Another ten months after the August resolution of the Security Council was adopted the Indian Government took a fateful step and formally recognised the right the Muslims for Jammu and Kashmir to a separate freedom, when in May 1949, it agreed to exclude Jammu and Kashmir from the constitutional organisation of India. In November 1949, the Constituent Assembly of India incorporated provisions in the Constitution of India which left out the State from the constitutional structure which it had evolved for the Dominion as well as the Princely States which had acceded to India  and after years of labour. The special provisions for the State, embodied in the Constitution of India, stipulated the application of only Article if the Constitution of India to the State. A blanket limitation was imposed upon the application of the rest of the provisions of the Constitution of India to the State. The Union Government was empowered to exercise powers listed in the Central list of the Seventh Schedule of the India Constitution only in respect of defence, foreign affairs and communications which corresponded with the powers delegated by the State to the Dominion Government by virtue of the Instrument of Accession.

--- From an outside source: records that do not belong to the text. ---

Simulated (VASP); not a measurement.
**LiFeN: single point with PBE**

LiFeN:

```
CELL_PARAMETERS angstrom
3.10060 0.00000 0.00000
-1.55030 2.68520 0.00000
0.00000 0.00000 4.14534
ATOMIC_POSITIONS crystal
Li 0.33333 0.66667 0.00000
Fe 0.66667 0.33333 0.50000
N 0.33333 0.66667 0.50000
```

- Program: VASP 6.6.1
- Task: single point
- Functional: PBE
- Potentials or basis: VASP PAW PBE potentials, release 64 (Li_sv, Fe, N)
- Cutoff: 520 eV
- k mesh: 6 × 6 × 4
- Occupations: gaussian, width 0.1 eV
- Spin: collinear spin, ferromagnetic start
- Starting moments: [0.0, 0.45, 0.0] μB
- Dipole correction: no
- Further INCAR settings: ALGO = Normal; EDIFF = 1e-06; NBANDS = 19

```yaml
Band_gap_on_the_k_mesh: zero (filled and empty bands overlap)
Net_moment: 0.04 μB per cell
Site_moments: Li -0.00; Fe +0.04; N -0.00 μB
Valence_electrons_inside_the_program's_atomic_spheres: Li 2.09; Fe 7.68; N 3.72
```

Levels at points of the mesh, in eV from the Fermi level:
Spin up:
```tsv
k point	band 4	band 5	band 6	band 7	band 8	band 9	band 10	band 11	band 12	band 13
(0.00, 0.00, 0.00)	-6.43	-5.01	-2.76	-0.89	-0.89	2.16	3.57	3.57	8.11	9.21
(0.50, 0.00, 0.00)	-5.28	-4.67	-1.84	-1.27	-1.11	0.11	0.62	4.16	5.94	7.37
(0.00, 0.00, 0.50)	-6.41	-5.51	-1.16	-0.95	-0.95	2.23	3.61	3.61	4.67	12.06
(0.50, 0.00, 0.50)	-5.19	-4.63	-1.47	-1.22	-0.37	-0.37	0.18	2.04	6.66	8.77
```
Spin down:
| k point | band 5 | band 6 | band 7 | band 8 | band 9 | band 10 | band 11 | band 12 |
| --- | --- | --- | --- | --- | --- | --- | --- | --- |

The Interim Government of the State, constituted by the National Conference insisted upon the right to frame a separate constitution for the State, which fulfilled the aspirations of the Muslims who constituted a majority of its population. The Interim Government arrogated to itself unrestricted powers and ruled the State by decree and ordinance. Within six years of its tenure, it completed the task of the Muslimisation of the State by enforcing the precedence of Islam and the Muslim majority in its social, economic and political organisation. In 1953, the Interim Government claimed a separate freedom for the Muslim ‘nation’ of Kashmir. The Indian leaders had conceded to the Muslims the right to constitute a Muslim State of Jammu and Kashmir on the territories of India. Confronted by the demand for a Muslim State outside the territories of India, the Indian leaders were flustered. They refused to countenance the Muslim demand for a separate Muslim State of Jammu and Kashmir, which did not form a part of India. The Interim Government was dismissed and the National Conference broke up.

Pakistan, the Muslim separatist and pro-Pakistan Muslim flanks joined by a large section of the leaders and cadres of the National Conference, called for a plebiscite in the State, which enabled the Muslims to exercise their right of self-determination. They claimed that they had acquired in consequence of the partition of India and which India, Pakistan as well as the United Nations had explicitly recognised.

The Muslim separatist movement led by the Plebiscite Front, committed itself to an ideological framework which was based upon the distortions of the history of the partition of India. The ideological commitments of the Plebiscite Front underlined : (a) that the right of the Muslims to a separate freedom enmated from the partition of India and the creation of the Muslim homeland of Pakistan; (b) that the right of the Muslims to a separate freedom transcended the accession of the State to India, brought about by the ruler of the State; and (c) that as a consequence of the partition of India, the Muslims, constituting the majority of the population of the State, had acquired an irreversible right to exercise their option to join the Muslim State of Pakistan.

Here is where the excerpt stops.